Minimizing the Arithmetic and Communication Complexity of Jacobi's Method for Eigenvalues and Singular Values: Part One -- Serial Algorithms
This work provides rigorous complexity bounds for serial Jacobi algorithms, potentially improving the efficiency of eigenvalue and SVD computations for practitioners.
The authors analyze serial Jacobi methods for symmetric eigenvalue and singular value problems, showing that a blocked implementation achieves communication-optimal complexity for O(n^3) matrix multiplication, and a recursive version reaches essentially optimal arithmetic and communication complexity using fast matrix multiplication.
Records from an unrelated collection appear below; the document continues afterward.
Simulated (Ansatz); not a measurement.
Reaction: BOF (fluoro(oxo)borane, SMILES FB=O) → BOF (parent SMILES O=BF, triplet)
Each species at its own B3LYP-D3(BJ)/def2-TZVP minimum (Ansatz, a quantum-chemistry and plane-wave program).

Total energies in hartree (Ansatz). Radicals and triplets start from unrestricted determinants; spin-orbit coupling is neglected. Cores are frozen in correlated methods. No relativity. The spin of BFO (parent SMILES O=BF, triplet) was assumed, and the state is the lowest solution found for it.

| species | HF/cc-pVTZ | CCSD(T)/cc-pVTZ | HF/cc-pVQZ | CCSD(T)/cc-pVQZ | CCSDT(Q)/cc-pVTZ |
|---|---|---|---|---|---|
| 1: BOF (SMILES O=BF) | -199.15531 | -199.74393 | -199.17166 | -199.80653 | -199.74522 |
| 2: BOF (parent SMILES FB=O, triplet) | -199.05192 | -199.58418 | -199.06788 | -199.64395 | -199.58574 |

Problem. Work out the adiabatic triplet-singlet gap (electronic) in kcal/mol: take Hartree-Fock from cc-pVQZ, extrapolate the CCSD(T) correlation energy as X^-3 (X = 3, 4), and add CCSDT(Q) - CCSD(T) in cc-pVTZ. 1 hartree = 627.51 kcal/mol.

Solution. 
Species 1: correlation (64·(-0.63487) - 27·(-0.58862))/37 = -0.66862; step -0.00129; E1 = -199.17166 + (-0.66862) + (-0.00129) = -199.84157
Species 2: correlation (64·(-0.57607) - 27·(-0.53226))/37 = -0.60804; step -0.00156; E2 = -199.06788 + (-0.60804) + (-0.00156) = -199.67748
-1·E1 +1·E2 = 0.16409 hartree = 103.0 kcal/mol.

We analyze several versions of Jacobi's method for the symmetric eigenvalue problem. Our goal is to reduce the asymptotic cost of the algorithm as much as possible, as measured by the number of arithmetic operations performed and associated (serial or parallel) communication, i.e., the amount of data moved between slow and fast memory or between processors in a network. The first half of this effort, which considers the serial setting, is presented here; this paper contains rigorous complexity bounds for a variety of serial Jacobi algorithms, built on both classic $O(n^3)$ matrix multiplication and fast, Strassen-like $O(n^{ω_0})$ alternatives. In the classical case, we show that a blocked implementation of Jacobi's method attains the communication lower bound for $O(n^3)$ matrix multiplication (and is therefore expected to be communication optimal among $O(n^3)$ eigensolvers). In the fast setting, we demonstrate that a recursive version of blocked Jacobi can go further, reaching essentially optimal complexity in both measures. We also derive analogous complexity bounds for (one-sided) Jacobi SVD algorithms. A forthcoming sequel to this paper will extend our complexity analysis to the parallel case.